Search code examples
azure-databricksazure-cognitive-services

Databricks Azure Form Recognizer library for Python failing: Content type could not be auto-detected. Please pass the content_type keyword argument


I using the guide from https://learn.microsoft.com/en-us/python/api/overview/azure/ai-formrecognizer-readme?view=azure-python to recognize content with Databricks.

The code that I'm using is

from azure.ai.formrecognizer import FormRecognizerClient
from azure.core.credentials import AzureKeyCredential

endpoint = "https://<region>.api.cognitive.microsoft.com/"
credential = AzureKeyCredential("<api_key>")

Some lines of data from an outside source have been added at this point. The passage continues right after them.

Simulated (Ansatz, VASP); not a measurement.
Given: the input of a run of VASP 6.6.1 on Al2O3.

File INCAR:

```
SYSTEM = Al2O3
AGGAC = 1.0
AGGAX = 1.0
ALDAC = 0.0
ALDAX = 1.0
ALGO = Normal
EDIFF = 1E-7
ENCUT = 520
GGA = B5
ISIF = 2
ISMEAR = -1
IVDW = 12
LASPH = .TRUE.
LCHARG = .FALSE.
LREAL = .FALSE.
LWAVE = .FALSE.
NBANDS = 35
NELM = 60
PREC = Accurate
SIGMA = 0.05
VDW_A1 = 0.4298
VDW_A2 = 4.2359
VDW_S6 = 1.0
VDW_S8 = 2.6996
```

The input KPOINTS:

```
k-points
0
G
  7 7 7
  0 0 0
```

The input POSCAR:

form_recognizer_client = FormRecognizerClient(endpoint, credential)

with open("/dbfs/mnt/lake/RAW/export/sentimenttest.txt", "rb") as fd:
    form = fd.read()

poller = form_recognizer_client.begin_recognize_content(form)
form_pages = poller.result()

for content in form_pages:
    for table in content.tables:
        print("Table found on page {}:".format(table.page_number))
        print("Table location {}:".format(table.bounding_box))
        for cell in table.cells:
            print("Cell text: {}".format(cell.text))
            print("Location: {}".format(cell.bounding_box))
            print("Confidence score: {}\n".format(cell.confidence))

    if content.selection_marks:
        print("Selection marks found on page {}:".format(content.page_number))
        for selection_mark in content.selection_marks:
            print("Selection mark is '{}' within bounding box '{}' and has a confidence of {}".format(
                selection_mark.state,
                selection_mark.bounding_box,
                selection_mark.confidence
            ))

You will notice the path that I'm using is

/dbfs/mnt/lake/RAW/export/sentimenttest.txt

When I execute the code I get the error:

ValueError: Content type could not be auto-detected. Please pass the content_type keyword argument.

Can someone let me know what I need to do to fix this


Solution

  • Prerequisites

    • Python 2.7, or 3.5 or later is required to use this package.

    • You must have an Azure subscription and a Cognitive Services or Form Recognizer resource to use this package.

    Extract text and content/layout information from a given document. The input document must be of one of the supported content types - 'application/pdf', 'image/jpeg', 'image/png', 'image/tiff' or 'image/bmp'.

    New in version v2.1: The pages, language and reading order keyword arguments and support for image/bmp content

    Refer this link for more information